There is a chance that an individual will want to challenge the terms of a will during a probate proceeding. However, to challenge a will in Florida probate court, that person will need to be considered an interested party. In many cases, the family members of a deceased individual are interested parties to a probate proceeding. This is generally true whether or not they are named as beneficiaries to an estate.
Furthermore, anyone who is actually listed in a will is generally considered to be an interested party to the proceeding. If there are multiple copies of a will, those who were included in previous versions could be entitled to challenge the version offered to the court in a probate case. Identifying who may be an interested party is important for both the person initiating the contest as well as the person defending against it. All interested parties must be notified of a legal challenge so that they can take part in it.

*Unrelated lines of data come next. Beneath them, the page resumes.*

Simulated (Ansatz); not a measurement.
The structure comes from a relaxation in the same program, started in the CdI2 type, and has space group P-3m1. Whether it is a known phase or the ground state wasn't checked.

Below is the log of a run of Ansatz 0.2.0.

If an asset is titled in a deceased person’s name at the time of his or her death, it is said to be held in that individual’s estate. In most cases, assets that are held in an estate are subject to probate. A probate case allows a judge to validate a will and allow the representative of the estate to inventory assets and pay an estate’s bills.
Individuals who believe that they may be entitled to a portion of an estate may issue a legal challenge while a probate matter is ongoing. Interested parties may be able to claim that they were unfairly cut out of a will or that they are entitled to an inheritance under state law. Legal counsel may be able to represent those wishing to challenge a will.